House Robber

Problem

You are given an integer array nums where nums[i] represents the amount of money the ith house has. The houses are arranged in a straight line, i.e. the ith house is the neighbor of the (i-1)th and (i+1)th house.

You are planning to rob money from the houses, but you cannot rob two adjacent houses because the security system will automatically alert the police if two adjacent houses were both broken into.
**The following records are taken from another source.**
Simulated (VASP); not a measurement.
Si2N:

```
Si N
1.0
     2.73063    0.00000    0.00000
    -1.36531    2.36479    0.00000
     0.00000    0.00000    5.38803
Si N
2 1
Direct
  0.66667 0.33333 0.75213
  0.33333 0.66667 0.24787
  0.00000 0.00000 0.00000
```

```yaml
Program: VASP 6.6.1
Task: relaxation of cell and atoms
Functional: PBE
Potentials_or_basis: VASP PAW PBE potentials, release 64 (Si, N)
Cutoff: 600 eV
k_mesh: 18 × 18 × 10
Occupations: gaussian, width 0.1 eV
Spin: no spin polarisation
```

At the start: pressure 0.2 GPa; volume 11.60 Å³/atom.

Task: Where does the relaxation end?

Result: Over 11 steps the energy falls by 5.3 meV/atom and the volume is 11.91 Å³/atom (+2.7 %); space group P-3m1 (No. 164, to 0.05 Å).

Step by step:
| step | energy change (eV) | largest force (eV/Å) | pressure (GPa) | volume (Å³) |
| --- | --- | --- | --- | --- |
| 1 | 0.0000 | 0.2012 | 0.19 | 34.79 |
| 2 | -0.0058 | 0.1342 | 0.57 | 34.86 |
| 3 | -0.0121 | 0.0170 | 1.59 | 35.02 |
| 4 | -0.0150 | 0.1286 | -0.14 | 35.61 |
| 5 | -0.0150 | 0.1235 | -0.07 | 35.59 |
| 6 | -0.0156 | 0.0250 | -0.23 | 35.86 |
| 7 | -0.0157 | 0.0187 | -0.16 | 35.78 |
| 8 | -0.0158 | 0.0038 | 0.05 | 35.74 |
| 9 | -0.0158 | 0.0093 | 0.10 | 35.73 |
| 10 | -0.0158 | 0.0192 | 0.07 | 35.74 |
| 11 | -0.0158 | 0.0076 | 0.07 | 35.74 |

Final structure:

Return the maximum amount of money you can rob without alerting the police.

Examples

Example 1:

Input: nums = [1,1,3,3]

Output: 4

Explanation: nums[0] + nums[2] = 1 + 3 = 4.

Example 2:

Input: nums = [2,9,8,3,6]

Output: 16

Explanation: nums[0] + nums[2] + nums[4] = 2 + 8 + 6 = 16.

Constraints

• 1 <= nums.length <= 100
• 0 <= nums[i] <= 100

You should aim for a solution as good or better than O(n) time and O(n) space, where n is the number of houses.

Solution

Current index is the most we can rob up to and including that house. The value for a given index is the maximum of the previous house (since we can’t rob current house if we rob the previous house) and the current house + 2 indices previously

class Solution {
public:
    int rob(vector<int>& nums) {
        if (nums.empty()) { return 0; }
        if (nums.size() == 1) { return nums[0]; }
        nums[1] = std::max(nums[0], nums[1]);
        for (int i = 2; i < nums.size(); ++i) {
            nums[i] = std::max(nums[i - 1], nums[i] + nums[i - 2]);
        }
        return nums[nums.size() - 1];
    }
};